I'm attempting to complete a kernel density estimate of tornadoes in the CONUS by storm mode. I'm trying to recreate some figures from this paper (Smith et al., 2012) which is a KDE of tornado events by convective mode per decade on a 40km grid. Each event is a series of lats and lons marked by the scatter plot from 2003 to 2011. Talking with the authors, their estimates were made using an ARCGIS Density function. Looking at the info sheet for that function, I tried to recreate it, though I was only able to find a gaussian kernel (instead of quartic) and I had to develop my own scale factor as ArcGis automatically outputs events per unit area.
My KDE attempt
I was able to replicate the first figure but following figures appear to have a strange overestimate? There is a large hole in the middle of the density estimate much higher than it should be. Am I perhaps missing something with the bandwidth or the actual estimate? Im not super familiar with these types of statistics. For the scale factor, I calculated the area of each grid cell (1600 km2) and divided by the number of decades (0.9). Is there any reason im missing why the estimate would appear this way?

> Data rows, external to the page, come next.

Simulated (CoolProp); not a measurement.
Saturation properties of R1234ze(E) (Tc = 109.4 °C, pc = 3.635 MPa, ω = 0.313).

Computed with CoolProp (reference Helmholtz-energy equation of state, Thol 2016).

Here is my second KDE estimate and the following figure.
#Load 40km RAP Grid
f = np.load("/Users/andrewlyons/Downloads/pperf_grid_template.npz")
lon,lat = f['lon'], f['lat']
f.close()
#grid = np.zeros_like(lon)
#NDFD = pj.Proj("+proj=lcc +lat_1=25 +lat_2=25 +lon0=-95 +x_0=0 +y_0=0 +ellps=WGS84 #+datum=WGS84 +units=m +no_defs")
#X,Y = NDFD(lon,lat)
#data_crs= ccrs.LambertConformal(central_longitude=-95.0, central_latitude=25.0)
proj = ccrs.PlateCarree()
fig = plt.figure(figsize=(12, 10))
ax = fig.add_subplot(1, 1, 1, projection=proj)
# the extents of any plotted data
ax.set_extent([-125,-61,22, 49])
states_provinces = cfeature.NaturalEarthFeature(
category='cultural',
name='admin_1_states_provinces_lines',
scale='50m',
facecolor='none')
data = qlcs03
k = kde.gaussian_kde([data['slon'],data['slat']])
#set 40km grid
xi,yi =lon,lat
zi = k(np.vstack([xi.flatten(), yi.flatten()]))
# Make the plot
#Scale factor
zi=(zi*(1600*(10/9)))
c =ax.contourf(xi, yi, zi.reshape(xi.shape),colors='k',levels=[0.5,1,2,3,4,5,6,7,8],alpha=0.17,transform=proj)
cs = ax.contour(xi, yi, zi.reshape(xi.shape),colors='k',levels=[0.5,1,2,3,4,5,6,7,8],linewidths=2.5,transform=proj,zorder=9)
ax.clabel(cs, fontsize=16, inline=False, colors ='r')
ax.scatter(data['slon'],data['slat'],color ='k',marker = '.',s=0.1)
ax.add_feature(cfeature.BORDERS)
ax.add_feature(states_provinces)
ax.add_feature(cfeature.LAND,facecolor ='white')
ax.add_feature(cfeature.COASTLINE,zorder=11)
ax.add_feature(cfeature.OCEAN,facecolor='white',zorder=10)
#plt.colorbar(c)
#plt.colorbar(cs)
plt.title("Convective Mode KDE Test QLCS Tor 2003-2011 events per decade 40km grid N="+str(len(data)))
plt.show()
For anyone stumbling across this, I believe I found the answer. After talking with the authors, I think their original manuscript had an error. The original estimate was multiplied by the wrong scale factor which resulted in a density of events per year not per decade. Thus, my plot is most likely correct. I will close this thread.